CloudQuery RDS latency issues with joins exploring views and MongoDB switch possibilities

composed-ringtail · January 19, 2024, 5:24pm

Hello All,

I need your inputs on this.

Currently, we are using RDS (PostgresDB) and running into latency issues as we are doing joins with multiple tables. I assume that VIEWS could help in this case, but I wanted to check with you before we take that route. If it does, do you have any examples on how to implement VIEWS on Postgres for CloudQuery?
If we have to switch our DB from Postgres to MongoDB (NoSQL), do you think we will be in better shape regarding the latency issues?

ben · January 19, 2024, 5:29pm

There are multiple ways you can approach your latency issues and both databases can be configured to support your use cases. That being said, if you are trying to join multiple tables, your best bet would probably be Postgres. If you could share your queries that you are seeing issues with, I can give some more specific suggestions.

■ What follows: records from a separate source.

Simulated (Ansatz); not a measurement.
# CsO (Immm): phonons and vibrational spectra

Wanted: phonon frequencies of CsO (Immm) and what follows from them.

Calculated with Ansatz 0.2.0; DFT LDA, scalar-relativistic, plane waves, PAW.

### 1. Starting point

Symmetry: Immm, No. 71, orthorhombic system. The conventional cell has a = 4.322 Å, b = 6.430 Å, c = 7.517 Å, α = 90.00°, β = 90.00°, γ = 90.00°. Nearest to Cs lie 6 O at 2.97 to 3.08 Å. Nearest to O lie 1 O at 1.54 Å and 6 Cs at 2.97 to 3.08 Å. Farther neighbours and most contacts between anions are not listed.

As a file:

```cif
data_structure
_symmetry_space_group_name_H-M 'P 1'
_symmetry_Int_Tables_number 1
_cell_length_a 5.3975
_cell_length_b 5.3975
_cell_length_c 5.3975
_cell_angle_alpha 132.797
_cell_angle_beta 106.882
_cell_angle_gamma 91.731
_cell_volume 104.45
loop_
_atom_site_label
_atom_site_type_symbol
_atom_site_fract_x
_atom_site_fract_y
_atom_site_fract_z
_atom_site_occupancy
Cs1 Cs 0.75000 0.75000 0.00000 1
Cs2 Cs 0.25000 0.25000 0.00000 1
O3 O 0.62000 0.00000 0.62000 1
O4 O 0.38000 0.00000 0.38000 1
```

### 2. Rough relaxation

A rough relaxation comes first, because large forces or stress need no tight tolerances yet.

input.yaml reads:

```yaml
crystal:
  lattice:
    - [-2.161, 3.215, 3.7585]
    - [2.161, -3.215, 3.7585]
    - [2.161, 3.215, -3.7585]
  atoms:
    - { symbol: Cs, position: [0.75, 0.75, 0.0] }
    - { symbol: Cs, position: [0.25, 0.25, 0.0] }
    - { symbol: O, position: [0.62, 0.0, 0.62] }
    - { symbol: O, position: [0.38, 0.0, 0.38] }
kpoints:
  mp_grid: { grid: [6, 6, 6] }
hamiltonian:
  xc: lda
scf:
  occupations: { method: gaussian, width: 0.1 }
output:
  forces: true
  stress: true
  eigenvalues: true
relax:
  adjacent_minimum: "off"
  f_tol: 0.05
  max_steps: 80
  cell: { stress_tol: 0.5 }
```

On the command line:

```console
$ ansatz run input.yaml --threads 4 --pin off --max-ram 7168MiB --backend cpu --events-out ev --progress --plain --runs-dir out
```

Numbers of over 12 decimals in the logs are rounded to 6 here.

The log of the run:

composed-ringtail · January 19, 2024, 9:57pm

Thanks @ben. This is one of the queries we are doing for compute resources to fetch the data.

ben · January 19, 2024, 10:17pm

So looking at this impressive query over…

I have some suggestions:

I would first try to update the query to use the existing predicates in as many of the joins and selects as possible. This will help the Postgres query planner to interact with as little data as possible, as it will be able to exclude irrelevant data.
Add indexes to the columns you are using to do your joins. This will help the query time by enabling PG to skip doing an entire table scan of every table to grab the data you are looking for.
Depending on the size of the RDS instance, I would consider upgrading it to a larger machine. I would make sure that you are using an instance size that enables Postgres to keep your data in memory for fast processing.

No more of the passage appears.